Notes:
I have a django model on PostgreSQL having:
raw_data = models.TextField(_("raw_data"), default='')
It just storing some raw data which can be 1K - 200K.
I have 50 millions rows.
Req:
- I need to decrease size of data in database.
Questions:
How can I tell what consume most data over all database ?
Should I use a string compression before storing the data ?
2.1 I saw here: Text compression in PostgreSQL that it get compressed anyway, is that true ?
2.2 I did some python code compression, I am not sure if changing bytes to string type can cause in lossing data:
def shrink_raw_data(username):
follower_data = get_string_from_database()
text = json.dumps(follower_data).encode('utf-8') # outputs as a bytes
# Checking size of text
text_size = sys.getsizeof(text)
print("\nsize of original text", text_size)
# Compressing text
compressed = str(zlib.compress(text, 9))
# store String in database
# Checking size of text after compression
csize = sys.getsizeof(compressed)
print("\nsize of compressed text", csize)
# Decompressing text
decompressed = zlib.decompress(compressed)

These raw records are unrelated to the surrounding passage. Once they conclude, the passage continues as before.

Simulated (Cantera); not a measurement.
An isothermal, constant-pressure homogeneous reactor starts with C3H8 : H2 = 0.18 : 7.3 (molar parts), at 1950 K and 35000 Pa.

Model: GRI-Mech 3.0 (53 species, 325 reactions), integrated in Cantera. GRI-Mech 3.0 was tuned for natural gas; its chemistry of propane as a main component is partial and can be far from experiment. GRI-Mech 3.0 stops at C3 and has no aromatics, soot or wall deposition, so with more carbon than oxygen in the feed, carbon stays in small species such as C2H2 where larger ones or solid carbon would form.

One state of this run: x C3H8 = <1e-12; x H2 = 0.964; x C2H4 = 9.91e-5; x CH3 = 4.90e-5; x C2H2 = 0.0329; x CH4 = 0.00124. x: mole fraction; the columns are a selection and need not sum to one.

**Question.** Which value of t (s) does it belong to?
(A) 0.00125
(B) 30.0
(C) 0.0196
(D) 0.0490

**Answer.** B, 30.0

# Checking size of text after decompression
dsize = sys.getsizeof(decompressed)
print("\nsize of decompressed text", dsize)
print("\nDifference of size= ", text_size - csize)
follower_data_reload = json.loads(decompressed)
print(follower_data_reload == follower_data)
2.3 since my data is stored as a string in the db, is this line "str(zlib.compress(text, 9))" VALID ?